PS General Slocum. Photo: The National Archives General Slocum Disaster (PD)


112 years ago today, the General Slocum, a passenger steamboat packed with more than 1,300 people, caught fire on the East River and sank. More than 1,000 people lost their lives on that fateful morning.

Formerly the St. Mark’s Evangelical Lutheran Church, now the Community Synagogue Max D. Raiskin Center on East 6th Street between First and Second Avenues. Built in 1847. Photo by Beyond My Ken (CC 4.0)


The boat was filled with mostly women and children parishioners from the St. Mark’s Evangelical Lutheran Church on East 6th Street – the church was a pivotal center for the German-American community of the Lower East Side. The General Slocum had been chartered for their annual picnic excursion and was headed out to Locust Grove in Long Island.

General Slocum burning in East River, fireboat on scene. Originally published in Harper’s June 24, 1904 (PD photo)


While underway on the East River, the boat caught fire. Fueled by oily rags, lamp oil and other flammable liquids, the fire spread out of control, the flames fanned by Captain Van Schaick‘s decision to continue his course into headwinds.

General Slocum disaster first responders on the pier of North Brother Island, 15 June 1904. (PD photo)


In 1904, few people knew how to swim, and the heavy woolen clothing of the day didn’t help. To make matters worse, “safety” equipment aboard was ill-maintained, sub-standard and lacked any oversight or regulation.

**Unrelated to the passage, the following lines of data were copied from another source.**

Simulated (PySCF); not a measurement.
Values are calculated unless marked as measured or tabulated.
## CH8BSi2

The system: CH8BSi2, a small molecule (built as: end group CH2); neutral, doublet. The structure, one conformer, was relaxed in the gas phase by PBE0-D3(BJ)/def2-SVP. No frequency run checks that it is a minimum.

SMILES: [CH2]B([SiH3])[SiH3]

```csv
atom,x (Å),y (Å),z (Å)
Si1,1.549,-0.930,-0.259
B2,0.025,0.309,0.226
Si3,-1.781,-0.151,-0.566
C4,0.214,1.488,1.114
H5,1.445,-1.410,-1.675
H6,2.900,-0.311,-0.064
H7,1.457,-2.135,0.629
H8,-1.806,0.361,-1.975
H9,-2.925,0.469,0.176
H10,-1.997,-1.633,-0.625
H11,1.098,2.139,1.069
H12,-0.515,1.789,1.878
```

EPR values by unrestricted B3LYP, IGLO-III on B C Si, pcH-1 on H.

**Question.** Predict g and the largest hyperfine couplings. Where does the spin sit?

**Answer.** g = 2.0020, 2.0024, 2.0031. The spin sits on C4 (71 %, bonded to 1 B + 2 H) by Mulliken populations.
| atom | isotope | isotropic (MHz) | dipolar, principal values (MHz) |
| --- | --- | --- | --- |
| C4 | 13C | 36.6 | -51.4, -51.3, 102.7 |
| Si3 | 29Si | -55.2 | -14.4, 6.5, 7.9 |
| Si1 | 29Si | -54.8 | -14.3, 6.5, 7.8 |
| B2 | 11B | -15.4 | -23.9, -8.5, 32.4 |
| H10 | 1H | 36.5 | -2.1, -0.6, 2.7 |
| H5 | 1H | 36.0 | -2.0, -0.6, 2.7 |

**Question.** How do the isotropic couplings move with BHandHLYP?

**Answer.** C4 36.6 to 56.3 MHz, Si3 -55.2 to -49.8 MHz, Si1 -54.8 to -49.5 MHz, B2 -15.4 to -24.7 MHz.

Victims of the General Slocum washed ashore at North Brother Island. (PD photo)


Wikipedia: Although the captain was ultimately responsible for the safety of passengers, the owners had made no effort to maintain or replace the ship’s safety equipment. The fire hoses had been allowed to rot, and fell apart when the crew tried to put out the fire. The crew had never practiced a fire drill, and the lifeboats were tied up and inaccessible. (Some claim they were wired and painted in place.) 

Survivors reported that the life preservers were useless and fell apart in their hands. Desperate mothers placed life jackets on their children and tossed them into the water, only to watch in horror as their children sank instead of floating.

Memorial to the General Slocum disaster, Tompkins Square Park, Lower East Side, Manhattan. (PD photo)


General Slocum sank in shallow water near North Brother Island. There were just 321 survivors. The disaster compelled federal and state legislators to improve oversight and regulation of emergency equipment on all passenger ships.

In 1906, a marble memorial fountain was erected at Tompkins Square Park where it still stands today.